A look inside the world of Pat Monahan of the band Train
Many of you know that I lost my father last week. He was 85 and until recently, looked like he might live to a hundred.
Thank you all for your kind words and the love and condolences. My family and I really appreciate it all and it helped a great deal to know how many people cared about him and his seven kids.
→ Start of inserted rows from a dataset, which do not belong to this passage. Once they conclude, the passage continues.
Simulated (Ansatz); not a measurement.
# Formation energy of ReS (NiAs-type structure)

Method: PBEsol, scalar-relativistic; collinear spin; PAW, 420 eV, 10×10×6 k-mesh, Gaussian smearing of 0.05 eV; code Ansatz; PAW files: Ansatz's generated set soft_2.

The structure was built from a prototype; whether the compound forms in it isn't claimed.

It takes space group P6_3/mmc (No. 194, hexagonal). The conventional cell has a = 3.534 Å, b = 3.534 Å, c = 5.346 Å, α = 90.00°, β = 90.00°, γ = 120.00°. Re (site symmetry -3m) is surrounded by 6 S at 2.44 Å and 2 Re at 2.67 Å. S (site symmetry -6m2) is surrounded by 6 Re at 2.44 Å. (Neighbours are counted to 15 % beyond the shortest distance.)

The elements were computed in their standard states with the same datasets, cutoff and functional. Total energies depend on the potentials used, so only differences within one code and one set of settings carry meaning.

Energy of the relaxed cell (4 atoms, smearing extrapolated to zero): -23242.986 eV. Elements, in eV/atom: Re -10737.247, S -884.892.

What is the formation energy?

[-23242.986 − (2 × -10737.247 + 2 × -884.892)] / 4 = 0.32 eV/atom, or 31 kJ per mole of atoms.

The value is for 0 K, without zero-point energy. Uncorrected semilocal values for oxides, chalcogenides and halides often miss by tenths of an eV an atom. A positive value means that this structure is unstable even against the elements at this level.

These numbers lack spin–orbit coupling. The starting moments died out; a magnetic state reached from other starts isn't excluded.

My dad, Jack, was a fan of many things and many people. When we shared stories about him for several days, I realized that much of what I’m drawn to directly comes from him. For instance, I’ve always considered what I do and what professional athletes do as fun. The work part is making sure you inspire the next generation or several generations if your lucky enough to stay in the game that long. For me it’s making sure that I create the time for kids when there is no time. It’s signing a t-shirt, a baseball, a jersey, stopping everything for a picture, a quick story, a hand shake. It’s big and it means everything. So, I realized that my dad instilled those self rules in me. My job is hardly a job. It’s a privilege and even the job part is hella fun.
My dad loved Ted Williams. He was a great ball player but he loved Ted because he had impeccable manners. If the ump made a bad call while he was up to bat, he never even looked back to show his disagreement. It was a game he felt privileged to play and he played it with honor and respect.
He loved Audie Murphy. He was a war hero who was too short to be a hero but he was a brilliant warrior and a man of honor and respect.
It made me sad that it’s so hard to find a hero these days. Kids seem to look for what’s most popular or has the most YouTube hits. There are heroes out there but they’re too busy doing to take time to be noticed.
My dad lost a sister when he was very young and she was 2 years old. And he lost his mom when he was just 12. He loved the underdog. And when the underdog became the champ, he loved him even more if he was a gentleman.
He loved Rocky Graziano. He loved Fred Astaire. He loved dressing up and looking great every day. We all laughed and called him a ham or vain but the truth is he thought it made sense to look your best and be a gentleman.
He didn’t die being a hero to millions. He just represented a great generation with honor and respect. He was in WW2 and he had seven kids and worked hard to just get through it all. He was always kind hearted and always made time for people. He was Erie, PA’s greatest entertainer and I learned a lot from him.
He was an underdog and he outlasted most of the people he knew in his life.
He won some and lost some but he always fought a clean fight. He was a pretty great movie and I’m going to miss him.
I understand the romance of it all though, as he did. A great story has to have an end. The greatest love story in history ends with them both dying. It’s all romance when you think of it.
I will do my best to take the great parts of Jack down the road with me and apply them to my own life. My kids will miss out on some great laughs but I’ll try to retell the stories I recall.
Through all of his ups and downs he always had a smile. He played a great game and at his last at bat he stood at the plate and took the last strike like a gentleman. I love you, dad.